I guess there was no telling what “could have been.” If anything, there may have been a few more years of struggle.

The real verdict is: the Russian people did not see freedom as worth the struggle nor did they understand what freedom means. The chaos of the 90s only revealed how corrupt and sick the prior system of communism was and utterly bereft it left its individuals to fend for any higher ideal otherwise. I’ve lived there. I’ve seen it. The new generation is obviously a different story and will release itself from the Soviet grip eventually.

In the meantime, look up male mortality/life expectancy alone and you’ll see how broken Russia has been these past few decades including under Putin. Not to mention the severe demographic crisis. Go outside Moscow and Saint Petersburg and you see how stalled much of the country’s development is.

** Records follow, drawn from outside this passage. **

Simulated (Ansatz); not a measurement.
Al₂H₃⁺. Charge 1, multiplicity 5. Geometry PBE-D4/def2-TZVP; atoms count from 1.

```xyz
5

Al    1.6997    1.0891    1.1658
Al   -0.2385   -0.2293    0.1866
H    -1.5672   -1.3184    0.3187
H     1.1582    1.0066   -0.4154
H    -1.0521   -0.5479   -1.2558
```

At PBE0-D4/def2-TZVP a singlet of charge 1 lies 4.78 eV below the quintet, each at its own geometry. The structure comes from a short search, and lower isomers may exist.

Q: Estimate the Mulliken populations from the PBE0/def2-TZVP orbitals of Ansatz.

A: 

Russia still has not recovered from the USSR collapse and neither has Ukraine or Belarus. Even the Baltic states like Estonia still struggle.

Putin’s interest was not to transition Russians to freedom but to keep them as comfortable as they are caught between two worlds. He revived much of the old older and installed an adjusted oligarchic capitalism meant to enrich himself and his chosen few. Lucky oil prices allowed for a decent middle class existence for many, but living standards have been on the decline for quite some time even before Western sanctions

To distract people from their dissatisfaction, he does things like annex Crimea and to return to people the sense of lost glory so many crave.

By the numbers, Russia should be lot more prosperous than it is, considering all the resources at their disposal, and all its strengths in STEM and the arts.

But there has been much cultural decay as well and its a myth that they’ve somehow been immune to the social ills that have prevailed in the West. Their HIV epidemic is at a tipping point.

But once the system changes, there is MUCH potential for true revitalization to take place.